I do remember when everyone was excited about Google - with the colourful logo, the funny-sounding yet mathematically-based name, and their "I'm feeling lucky" button. Then I remember youtube coming online and the first new greats of the re-energised internet. I remember "Netscape" and the prominence of Yahoo and other search engines. There were quite a few knocking around. Napster was a cool sounding name and "What do you mean you can just download the song?" was quite a common question. Early attempts at building sites had you looking as much at yahoo and msn rankings as Google :) Then there were a plethora of search engines trying to secure niches, and they couldn't be ignored, then Google started buying everything and we were hearing about how awesome it was to work at their place and about the history of starting in a garage and how the underdogs with the cool motto had risen to power. Then adsense became big and people realised you could make money by letting them advertise on your site, and people thought 'wow', but by that time everything had already become much much more cut-throat. People were starting to question whether they would link to your site without 'a reciprocal' - suddenly words like 'reciprocal' meant something to the owner of a camp-site in southern England. Things started to get very competative, and 'rankings' were really a hot topic. Around this time, article marketing spawned millions of spam article directories and content-creation bots. There were tons of spam link directories where bots could post links. All anchor text was keyphrased up to the teeth, and everyone was into SEO. SEO for Google - nobody "optimised" for the other sites. The controversy was largely around which browser would win, not which search engine - everyone knew that would be Google. By mid 2000's it was basically just Google, people had stopped really caring about the others. The only blips on the radar now seem to be Yandex in Russia and of course Baidu. Apart from them and the possibility of a small portion of traffic being taken if yahoo and bing ever merge, the internet is basically governed by Google now, and it's increasingly clear that they wield more power than many governments - a supra-national self-regulating power that can make or break any business at will. that's a scary amount of power to have given anyone.
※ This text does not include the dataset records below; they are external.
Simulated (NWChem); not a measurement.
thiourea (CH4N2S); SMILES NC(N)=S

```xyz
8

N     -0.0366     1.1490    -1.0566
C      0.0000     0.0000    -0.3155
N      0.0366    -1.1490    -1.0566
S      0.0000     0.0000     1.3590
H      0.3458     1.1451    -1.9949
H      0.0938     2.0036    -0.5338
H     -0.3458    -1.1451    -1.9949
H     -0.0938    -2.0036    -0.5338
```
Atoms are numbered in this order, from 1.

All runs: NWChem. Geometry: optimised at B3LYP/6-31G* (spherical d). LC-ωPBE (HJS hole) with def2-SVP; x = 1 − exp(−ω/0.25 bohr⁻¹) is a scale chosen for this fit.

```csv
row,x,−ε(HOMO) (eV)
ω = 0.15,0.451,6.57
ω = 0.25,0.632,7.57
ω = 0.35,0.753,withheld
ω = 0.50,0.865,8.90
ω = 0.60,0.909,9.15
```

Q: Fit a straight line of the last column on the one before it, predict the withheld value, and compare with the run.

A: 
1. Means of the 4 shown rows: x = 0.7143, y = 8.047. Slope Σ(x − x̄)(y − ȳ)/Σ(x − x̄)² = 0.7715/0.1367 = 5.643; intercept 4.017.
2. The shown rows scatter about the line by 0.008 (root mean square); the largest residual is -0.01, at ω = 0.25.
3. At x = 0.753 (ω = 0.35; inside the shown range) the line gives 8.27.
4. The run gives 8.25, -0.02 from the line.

Oh yes keep the web "free", alive, but very few seem to understand Google is stealing the freedom from the moment THEY said want to make a -better web-. Who? them. How? the way they like it. Thanks for trying but you are trying just too dm hard. Suddenly a lot of rules are being dictated by G around what it's good and what's not.


Great retrospective, we shouldn't take google so easily, they are big players and should be watched closely... great read


Fun read and well explained, you have some good points there.